Soon after, I woke to discover our patio covered in ash, chew, spit, and more cigarette butts. Yes, it was as disgusting as it sounds. Luckily, it was the rainy season and the weather took care of most of the clean up within a couple days. Dave and I then went to have a talk with our neighbors two floors above us. This is when we discovered that they were college students. The parents of one of the roommates owned the place and were letting their daughter and a friend live there.
This experience started to open my eyes. Dave and I had always talked about one day buying a place for our kids to live in when they go to college, so we weren’t annoyed in principal, but it did bring up an interesting point.
If you are going to transplant your kids into a community where they do not fit, you have the responsibility to teach them well and check up on them. There should be a firm understanding before going into the situation that they are not living in a dorm. They have to respect their neighbors and the property. If they cannot do that, they will be evicted just like they would if their parents were not their landlords.
About a month ago, there was a glass either dropped or tossed onto our patio that broke a plastic pot. The danger that posed if someone had been out on the patio, terrified me. Especially since I will soon be bringing an infant out there with me. After that, I spoke with the homeowner’s daughter, asked her to clean it up and to take down an ashtray they had sitting on their railing that I was afraid also may fall.
A couple weeks ago, I found at least ten cigarette butts by our patio door directly under their balcony. I tried to call her, but there was no answer so I left a note on their door asking that they clean it up. It was a fairly polite note indicating that their ashtray (now kept on the balcony floor) may have tipped over. Then I got back downstairs and took a closer look. Our patio umbrella had burn marks on it and a couple holes, clearly from cigarettes that were still lit landing on it.
At this point, after two incidents of property damage and the danger posed to those who may be below them as they’re hurling glasses and lit cigarettes, our next course of escalation is to call the police.

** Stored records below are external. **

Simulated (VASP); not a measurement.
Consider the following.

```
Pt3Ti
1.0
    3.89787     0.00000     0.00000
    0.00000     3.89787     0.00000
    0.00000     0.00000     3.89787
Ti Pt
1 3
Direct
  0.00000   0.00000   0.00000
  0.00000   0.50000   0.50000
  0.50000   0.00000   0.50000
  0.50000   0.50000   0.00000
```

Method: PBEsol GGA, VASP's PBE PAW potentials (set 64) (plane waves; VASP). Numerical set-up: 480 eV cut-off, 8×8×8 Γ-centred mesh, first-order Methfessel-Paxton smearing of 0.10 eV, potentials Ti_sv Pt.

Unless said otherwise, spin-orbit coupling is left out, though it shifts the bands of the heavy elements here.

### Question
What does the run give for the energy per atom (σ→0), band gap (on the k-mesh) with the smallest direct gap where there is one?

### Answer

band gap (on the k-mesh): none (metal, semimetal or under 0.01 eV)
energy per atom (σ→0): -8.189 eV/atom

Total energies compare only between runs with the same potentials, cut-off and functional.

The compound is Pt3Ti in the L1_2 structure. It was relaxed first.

So I ask all the parents out there who have purchased or are thinking of purchasing a nice place for your college-aged kids: Have you thought about how they will fit within the community? How about the affect it will have on their neighbors? Do you personally follow-up when there is a complaint about their behavior? If not, you may find the police and/or housing association taking care of the problem, which still leaves you liable as the homeowner and may force you into the position of having to evict your own kid.
8 thoughts on “Your Kid May Be Too Young for Her Own Condo”
Document. Photograph and document everything.
Ask for the parental/owner info. Stat.
Then sue for property damage. That should wake mommy and daddy up. Little fuckers. 😉
Seriously though — Just because mommy and daddy are letting you live there rent free doesn’t mean you can destroy other people’s property. I wouldn’t let this go! (Do you have a HOA?)
Yup, we’ve been in contact with the HOA, as well as most of our other neighbors here. We’ve got a really supportive community, so that’s a big bonus. The HOA has contacted the owners so hopefully that will have an impact. We have asked that they replace our umbrella so we’re currently giving them the opportunity to make it right in that way.
i think this will always happen. i agree with document, photograph, document communication (email is best)
they’ll only know if they get a bill.
Ugh, we had that same situation at our last apartment. Cigarette butts, beer cans, and the odd other item all over the patio and on the grass. Once I found VOMIT in my hanging basket. I’m glad to not have any neighbors directly attached to us anymore.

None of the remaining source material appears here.